Brown Pushes Cap & Trade Pension Grab
By WAYNE LUSVARDI
Call it pension “entrap and raid” — instead of environmental “cap and trade.”
Gov. Jerry Brown is floating an idea to divert $1 billion from the auction of pollution credits under California’s Cap and Trade Program to plug a $9 billion gap in the state-operating budget. The $1 billion would go toward funding the huge shortfall in funding pensions.
The Jan. 11 issue of the Los Angeles Times is reporting that Brown’s proposal is enraging business organizations who are calling it a back-door tax.
This comes as no surprise to business groups who sponsored Proposition 26 on the Nov. 2010 ballot to plug a loophole in California’s Cap and Trade law that could have allowed it to impose “fees, levies, charges or revenue allocations” without a supermajority — two thirds — vote of the electorate. Is it coincidental that, in the official ballot arguments for Prop. 26, the fiscal impact was shown as $1 billion?

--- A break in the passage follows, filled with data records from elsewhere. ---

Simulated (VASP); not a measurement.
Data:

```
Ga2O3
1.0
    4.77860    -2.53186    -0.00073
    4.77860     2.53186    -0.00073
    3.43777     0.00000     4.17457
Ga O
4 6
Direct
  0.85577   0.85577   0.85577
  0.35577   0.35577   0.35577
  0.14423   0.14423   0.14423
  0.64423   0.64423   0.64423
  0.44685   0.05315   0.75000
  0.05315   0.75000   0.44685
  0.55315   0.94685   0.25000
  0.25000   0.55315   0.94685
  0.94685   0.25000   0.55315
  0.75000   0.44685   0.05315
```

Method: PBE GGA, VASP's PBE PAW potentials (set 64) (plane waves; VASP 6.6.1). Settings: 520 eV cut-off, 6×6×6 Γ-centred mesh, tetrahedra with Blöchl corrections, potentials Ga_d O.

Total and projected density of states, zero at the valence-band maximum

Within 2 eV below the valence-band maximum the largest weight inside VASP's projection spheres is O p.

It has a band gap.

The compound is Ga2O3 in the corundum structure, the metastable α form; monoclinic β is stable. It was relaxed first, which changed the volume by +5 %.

Cap and Trade is a mandatory emissions trading program that forces industries to either reduce pollution or buy pollution credits from low polluting industries that have credits to sell. The first auction, scheduled for August 2012, is coincidentally estimated to raise $1 billion. The monies confiscated from businesses would be used to create green “jobs and deliver public health, economic and environmental benefits.” But now part of those funds are proposed to be diverted to be put into the state general fund, which Prop 26. forbids.
Tax Farming?
The governor’s proposal confirms suspicions of critics that Cap and Trade is nothing but a “tax farming” scheme with little net environmental benefit. Tax farming was a system used in ancient Persia, Egypt, Rome and Greece of outsourcing taxation to “tax farmers,” who bid at auction for the contract rights to collect a particular tax and make money doing so.
Under California’s Cap and Trade law, it will also be mandatory for municipal electricity and water providers to buy pollution credits. This would result in a tax on utility rates. Electricity and water ratepayers could end up paying for state pensions in their energy and water bills.
Brown’s proposal seems to be an action of desperation after State Controller John Chiang announced that state revenues for December fell $1.4 billion under the state’s projections. A revenue gap of $2.5 billion has grown since the state budget was adopted in June 2011.
Quoted in the LA Times, Jim Metropulos, a lobbyist for the Sierra Club, stated that perhaps Cap and Trade auction receipts could be used to “backfill” existing state environmental programs. These funds conceivably could be used to free up other general fund monies for other purposes. But California’s Cap and Trade Law –AB 32, the Global Warming Solutions Act of 2006 — was not meant to be a way to partly backfill the state treasury.
A Trial Balloon
Brown’s proposal is apparently what is called a “trial balloon” in politics. William Safire’s Political Dictionary defines a trial balloon as “a testing of public reaction by suggestion of an idea.”
Business groups are already saying they will legally challenge any such proposal to divert cap and trade funds to the state general fund.
Brown’s trial balloon may not fly with voters who are facing $6 billion in higher annual electricity costs due to the imposition of California’s new Green Power law.
Brown has yet to float a trial balloon on many of the recommendations of the State Legislative Analyst’s Office on where to cut state government, including $3.5 billion in annual tax credits the LAO says “are not achieving their stated purpose.”
It remains to be seen whether Brown’s trial balloon will stay afloat or will plummet back to mother earth.